Accountability starts with us

Montreal’s future depends on a generation that refuses to stay silent

Montreal only changes when its citizens hold leaders accountable. Graphic Naya Hachwa

Montreal’s biggest challenge isn’t just housing, transit or tech—it’s accountability. And accountability doesn’t start in City Hall; it starts with who shows up.

Every few years, the city swells with election posters promising new bike lanes, verdant boroughs, affordable housing and technological innovation. Yet, by the time ballots are counted, promises wither away into press statements and commissions. The accountability crisis is not a matter of ideas—Montreal abounds with them—it is a matter of whether anyone lasts long enough to ensure they are delivered.

Look around: there are tents beneath overpasses, empty condo towers and transit corridors that never quite seem to benefit the communities that are most in need.

The expansion of the Réseau express métropolitain (REM) was a public transportation advance, and yet surveys show that the great swaths of working-class and student districts are still effectively disconnected. Smart-city initiatives are moving forward faster than consultation and governance frameworks can adapt, while green-space investments bypass the boroughs that need them most.

These failures are connected by one thread: nobody’s answerable when they happen.
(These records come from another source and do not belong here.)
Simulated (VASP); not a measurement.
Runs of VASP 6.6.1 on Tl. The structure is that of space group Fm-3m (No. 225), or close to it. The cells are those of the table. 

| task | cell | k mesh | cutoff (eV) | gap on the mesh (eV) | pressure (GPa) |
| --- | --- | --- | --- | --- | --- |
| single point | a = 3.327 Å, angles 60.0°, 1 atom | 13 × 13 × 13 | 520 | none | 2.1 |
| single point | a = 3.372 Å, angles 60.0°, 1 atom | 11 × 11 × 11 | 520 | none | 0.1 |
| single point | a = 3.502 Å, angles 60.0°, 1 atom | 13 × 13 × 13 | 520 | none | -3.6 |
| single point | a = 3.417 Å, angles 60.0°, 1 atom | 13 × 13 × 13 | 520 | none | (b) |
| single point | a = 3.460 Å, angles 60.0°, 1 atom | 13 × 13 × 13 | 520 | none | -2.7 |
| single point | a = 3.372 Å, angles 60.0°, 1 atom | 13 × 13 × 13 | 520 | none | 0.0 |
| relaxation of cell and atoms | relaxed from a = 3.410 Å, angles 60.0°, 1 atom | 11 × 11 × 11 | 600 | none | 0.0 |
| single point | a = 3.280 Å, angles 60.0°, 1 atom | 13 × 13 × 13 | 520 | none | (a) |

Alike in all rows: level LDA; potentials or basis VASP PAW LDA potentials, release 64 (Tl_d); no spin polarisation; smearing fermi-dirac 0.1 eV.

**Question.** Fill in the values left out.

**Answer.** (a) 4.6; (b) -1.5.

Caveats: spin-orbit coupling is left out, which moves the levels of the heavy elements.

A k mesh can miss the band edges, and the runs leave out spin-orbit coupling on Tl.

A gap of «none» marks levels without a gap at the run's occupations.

But a lack of accountability isn’t only a government problem—it’s a civic one. In the last municipal election, voter turnout was less than 38 per cent, and was even lower among students and young adults, according to Élections Montréal. When most of us tune out, accountability becomes optional. Politicians learn that silence is safer than transparency.

That’s the culture this generation has to break.

We have the most at stake. Students are fighting to stay housed. Renters are one paycheque away from moving back home—or out of the city entirely. 

Climate change is already reshaping our neighbourhoods: extreme heat in Parc-Extension, flooding in Pierrefonds and vanishing tree canopies in Ville-Marie. And the digital systems that increasingly govern daily life—from surveillance cameras to algorithmic policing—are being designed with little public oversight.

These aren’t isolated issues; they’re the architecture of everyday life. And the next city council will decide how livable—or how exclusionary—that architecture becomes.

So, what can we do?

First, vote. It sounds simple, but when few do so, it’s radical. Municipal politics may feel distant, yet they decide nearly everything: rent control enforcement, bus frequency, park maintenance, library hours and data governance. If young voters turned out even 5 or 10 per cent higher, entire borough councils would flip.

Second, demand transparency, not just representation. Ask candidates how they’ll measure success. Push for participatory budgeting, open-data dashboards and public progress reports. Accountability can’t exist if information doesn’t.

Third, get involved beyond the ballot box. Borough councils, youth committees and public consultations desperately need new voices—especially ones that understand intersectional equity, digital ethics and environmental justice. These are the frameworks our generation already studies and lives; applying them locally is how systems change.

Finally, remember that accountability is contagious. When students, tenants and young workers insist on it, institutions follow. Concordia University’s own sustainability and equity initiatives began because students refused to accept vague promises. The same energy can reshape this city if we carry it beyond campus and into the ballot box.

Montreal’s future doesn’t depend on perfect leaders—it depends on persistent citizens. Accountability isn’t a policy; it’s a habit, and habits spread. The next election will test whether we’re content with the old cycle of slogans and disappointment, or ready to build something steadier: a city that keeps its word.

Because housing, transit and technology will always be battlegrounds—but accountability is the fight that decides them all.